Organic 3D 'printing' - with trees

No screws, no joints, no weak points - Gavin Munro, a keen environmentalist, challenges conventional furniture manufacturing by using grafting techniques to shape trees directly into chairs, tables or lampshades.

Gavin Munro (right) with his furniture-growing team (Photo: Georg Matthes)

Gavin Munro (right) is making manufacturing green - literally

Gavin Munro shakes his head slightly, takes a deep breath and looks over his furniture showroom: a 2.5-acre patch of land in Derbyshire, England. In this lush green spot in the Peak district, Munro has planted 3,000 trees, one neatly next to the other. Willow, oak, sycamore and ash - all will be grafted into furniture.

"I think so far we have mainly made mistakes and learned from them," Munro says, and laughs as he explains how often he has failed to grow a proper chair over the past 10 years.

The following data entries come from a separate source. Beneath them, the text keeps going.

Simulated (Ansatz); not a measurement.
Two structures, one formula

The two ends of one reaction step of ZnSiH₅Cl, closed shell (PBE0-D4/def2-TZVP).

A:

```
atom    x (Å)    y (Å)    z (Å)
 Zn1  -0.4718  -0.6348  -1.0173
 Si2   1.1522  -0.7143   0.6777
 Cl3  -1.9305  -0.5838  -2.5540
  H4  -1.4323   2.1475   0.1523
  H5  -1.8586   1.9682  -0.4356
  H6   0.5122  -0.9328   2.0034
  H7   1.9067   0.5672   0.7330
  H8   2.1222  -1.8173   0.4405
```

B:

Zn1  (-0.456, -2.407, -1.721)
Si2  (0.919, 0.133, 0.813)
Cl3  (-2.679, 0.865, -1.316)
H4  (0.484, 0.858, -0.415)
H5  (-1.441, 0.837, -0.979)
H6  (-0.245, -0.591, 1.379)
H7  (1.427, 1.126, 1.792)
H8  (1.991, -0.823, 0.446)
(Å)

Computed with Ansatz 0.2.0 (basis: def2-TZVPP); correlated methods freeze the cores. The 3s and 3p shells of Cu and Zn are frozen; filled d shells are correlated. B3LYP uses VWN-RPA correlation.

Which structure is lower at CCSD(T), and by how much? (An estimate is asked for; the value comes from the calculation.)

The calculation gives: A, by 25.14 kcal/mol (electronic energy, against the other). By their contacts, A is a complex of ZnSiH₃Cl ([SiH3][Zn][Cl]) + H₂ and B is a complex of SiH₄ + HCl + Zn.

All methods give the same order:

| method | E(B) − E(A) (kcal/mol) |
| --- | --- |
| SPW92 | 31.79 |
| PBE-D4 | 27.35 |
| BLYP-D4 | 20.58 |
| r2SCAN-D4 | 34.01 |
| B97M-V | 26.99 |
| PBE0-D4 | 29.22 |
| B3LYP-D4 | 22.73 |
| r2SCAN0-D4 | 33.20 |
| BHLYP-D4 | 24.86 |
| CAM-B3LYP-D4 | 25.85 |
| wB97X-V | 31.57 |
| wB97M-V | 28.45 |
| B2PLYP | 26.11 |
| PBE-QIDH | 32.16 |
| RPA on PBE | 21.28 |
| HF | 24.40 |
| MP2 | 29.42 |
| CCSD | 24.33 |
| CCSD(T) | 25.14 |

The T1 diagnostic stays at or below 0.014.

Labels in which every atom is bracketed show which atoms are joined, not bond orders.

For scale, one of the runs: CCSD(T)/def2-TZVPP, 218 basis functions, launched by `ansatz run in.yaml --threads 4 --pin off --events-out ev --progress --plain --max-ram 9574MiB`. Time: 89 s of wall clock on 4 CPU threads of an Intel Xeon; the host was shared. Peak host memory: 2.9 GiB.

He continues through the rows of young trees. None of them looks even remotely like a piece of furniture - and so far the designer has only grown two prototypes. A chair too weak to sit on, and a shaky little table.

How on Earth, one wonders, is this project going to revolutionize conventional production, something the artist hopes to achieve? Is it cutting edge, or a fantasy?

Chairs for the harvesting

The answer can be found growing a little further into the plantation. Here, specially designed plastic moulds are used to coax the branches of about 150 willow trees in the shape of chairs.

Willows growing into chairs (Photo: Georg Matthes)

The first generation of Munro's willow chairs

"We put a few aside for preorders, and all of those are gone now - so there are quite a few people with a chair growing for them in the Derbyshire Dales," Munro says.

When the 39-year-old started his company Full Grown almost a decade ago, one of his goals was to found the world's most environmentally friendly furniture manufacturers.

Munro estimates that he uses only 25 percent of the energy compared to what is needed to produce a wooden chair by conventional means.

Instead of growing trees more than 50 years, chopping them down into smaller pieces, and then gluing them back together, all he does shape the growing process. Once in shape, the furniture thickens and matures without any support - a period of minimum 6 years.

Then the products are harvested and dried for another year. "They could - if looked after - last for hundreds of years," Munro is convinced. This prevents wastage and counteracts the throwaway mentality of industrialized nations. "It has to be more efficient," he adds.

Grown chair next to conventional chair (Photo: Georg Matthes)

Munro's "slow chairs" save 75 percent of energy over conventional production

Art, design, business - and environmentalism?

The breakthrough for the process of growing furniture was to turn things upside down. After Munro found that forcing four trees to grow into one piece of furniture simply did not work, the furniture designer instead cultivates the chairs head-up from a single trunk.

Munro says growing chairs is like 3D printing - with air, soil and sunshine feeding the woody material that acts as "ink."

"It started out as a kind of art project - but now we have an actual manufacturing process, a system that is repeatable and scalable," Munro explains. "In a nutshell, what we do is art and design and horticulture all mixed into one."

Munro is not the first designer to grow furniture - but compared to earlier advocates, he works on a much larger scale, and tries to produce as little waste as possible.

Standing next to a row of willow trees that grow into lampshades, he explains: "My team of gardeners and I have realized that the less we change - the less we interfere with nature - the more we benefit, as well as the little ecosystem we have created here."

Tree being shaped into a lampshade (Photo: Georg Matthes)

This lampshade-in-the-making might sell for $900

Scaling up production

The first chairs, which will be ready for harvest next year, cost about 5,000 euros ($4,400) apiece. Lampshades run 1,000 euros - but Munro hopes that prices will fall once his production method goes global.

"This can scale and work anywhere where trees can grow - it is viable all over the world, in the north of Scotland as on the equator."

And in this English grove, Munro and his team will be guiding and pruning thousands of shoots for years to come.

They still make a lot of mistakes, he says, as he disappears in a row of young ash trees. "But the idea is just too good to not pursue it," he shouts out of his little forest.